Thank you for your very thorough reply. I will work out using this way. However may I know where did I do exactly wrong because I did not get the result that is described in the textbook. Thank you for your help so far.

 

[Lay1]

Where can I see that you got the wrong answer?

It is in the first photo with handwritten figure and characters. Thank you.

 

[bob012345]

Thank you for your very thorough reply. I will work out using this way. However may I know where did I do exactly wrong because I did not get the result that is described in the textbook. Thank you for your help so far.

What did the textbook give?

 

[Lay1]

What did the textbook give?

V(A)=14.82V
V(B)=12.97V
V(C)=12.64V
V(D)=9.34V
The answers are these.

 

[bob012345]

V(A)=14.82V
V(B)=12.97V
V(C)=12.64V
V(D)=9.34V
The answers are these.

Then can you figure what is $V_{AC}$ and $V_{AC}$ from these values?

 

[Lay1]

Yes, it is 2.18V.

 

[bob012345]

Yes, it is 2.18V.

Isn't that what you had above which you claimed was wrong?

 

[Lay1]

No. It is problem 58. The problem I am asking about is problem 57.

 

[bob012345]

No. It is problem 58. The problem I am asking about is problem 57.

Do you understand it now? Are there still issues?

 

[DaveE]

When you redrew the schematic, you combined the two batteries. In that step you redefined what the ground potential was. So imagine you were asked what is the voltage from the leftmost battery (connection to R1) to ground. In the original schematic it's 15V. In your schematic it's 6V.

I haven't checked for other mistakes. But I'd imagine that all of your answers are off by 9V.

 

[gneill]

Thank you for your very thorough reply. I will work out using this way. However may I know where did I do exactly wrong because I did not get the result that is described in the textbook. Thank you for your help so far.

Sorry, but I can't quite make out your figures in the image provided. I believe that you're trying to form the partial resistance over the total resistance for each of the points A,B,C,D? For example:

If the total voltage is $6 V$, and $R_T$ is the total resistance, then the voltage at $C$ with respect to ground will be:
$$V_{CG} = \frac{R_4 + R_5}{R_T} 6 V$$
If that's so, then we'll need to see a better image of your work to find the error.

 

[Lay1]

Do you understand it now? Are there still issues?

Actually, I haven't sorted out the problem yet. I will try again using KVL as suggested by a mentor here. Thank you for your concern:)

 

[Lay1]

When you redrew the schematic, you combined the two batteries. In that step you redefined what the ground potential was. So imagine you were asked what is the voltage from the leftmost battery (connection to R1) to ground. In the original schematic it's 15V. In your schematic it's 6V.

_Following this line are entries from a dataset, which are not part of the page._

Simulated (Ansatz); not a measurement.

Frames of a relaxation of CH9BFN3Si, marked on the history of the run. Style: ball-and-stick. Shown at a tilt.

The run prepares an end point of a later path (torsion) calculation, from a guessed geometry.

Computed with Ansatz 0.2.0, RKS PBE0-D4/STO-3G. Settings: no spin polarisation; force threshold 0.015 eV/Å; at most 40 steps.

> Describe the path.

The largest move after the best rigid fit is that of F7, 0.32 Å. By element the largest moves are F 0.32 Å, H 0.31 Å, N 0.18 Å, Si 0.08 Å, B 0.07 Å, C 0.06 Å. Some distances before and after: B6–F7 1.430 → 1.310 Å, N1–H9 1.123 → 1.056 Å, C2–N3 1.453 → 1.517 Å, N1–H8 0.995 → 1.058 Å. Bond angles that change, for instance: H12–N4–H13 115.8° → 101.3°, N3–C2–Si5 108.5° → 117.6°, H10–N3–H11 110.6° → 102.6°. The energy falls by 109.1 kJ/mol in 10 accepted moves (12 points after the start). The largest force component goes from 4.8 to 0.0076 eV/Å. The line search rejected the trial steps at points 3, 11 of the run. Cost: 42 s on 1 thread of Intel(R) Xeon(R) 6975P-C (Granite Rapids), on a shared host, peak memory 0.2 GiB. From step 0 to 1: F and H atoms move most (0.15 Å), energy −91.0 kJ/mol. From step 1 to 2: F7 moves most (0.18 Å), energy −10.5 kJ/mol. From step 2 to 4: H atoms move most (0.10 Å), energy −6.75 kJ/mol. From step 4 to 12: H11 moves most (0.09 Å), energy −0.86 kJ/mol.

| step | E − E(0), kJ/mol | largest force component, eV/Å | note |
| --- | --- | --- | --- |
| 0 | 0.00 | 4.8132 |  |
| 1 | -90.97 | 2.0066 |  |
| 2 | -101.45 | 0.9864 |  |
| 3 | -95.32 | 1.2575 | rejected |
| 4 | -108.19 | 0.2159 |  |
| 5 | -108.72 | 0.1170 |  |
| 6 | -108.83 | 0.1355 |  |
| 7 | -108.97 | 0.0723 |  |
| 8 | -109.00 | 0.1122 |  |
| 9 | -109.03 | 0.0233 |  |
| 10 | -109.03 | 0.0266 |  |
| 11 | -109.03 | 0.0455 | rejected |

I haven't checked for other mistakes. But I'd imagine that all of your answers are off by 9V.

I will check it out again. Thank you.

 

[Lay1]

Sorry, but I can't quite make out your figures in the image provided. I believe that you're trying to form the partial resistance over the total resistance for each of the points A,B,C,D? For example:
View attachment 324753
If the total voltage is $6 V$, and $R_T$ is the total resistance, then the voltage at $C$ with respect to ground will be:
$$V_{CG} = \frac{R_4 + R_5}{R_T} 6 V$$
If that's so, then we'll need to see a better image of your work to find the error.

V(A)=(R2+R3+R4+R5)/Rt *6V
V(B)=(R3+R4+R5)/Rt *6V
V(C)=(R4+R5)/Rt *6V
V(D)=R5/Rt * 6V
It is how I work out for the problem.

 

[bob012345]

You can reduce the book schematic to a very simple form by using a well known property of resistors in series.

 

[Lay1]

You mean Rt=R1+R2+....
If it is so, I will also consider this fact

 

[DaveE]

V(A)=(R2+R3+R4+R5)/Rt *6V
V(B)=(R3+R4+R5)/Rt *6V
V(C)=(R4+R5)/Rt *6V
V(D)=R5/Rt * 6V
It is how I work out for the problem.

First, let's name the other nodes in the original schematic (the one with 2 batteries). So "E" is between R5 and the 9V battery. "F" is between R1 and the 15V battery.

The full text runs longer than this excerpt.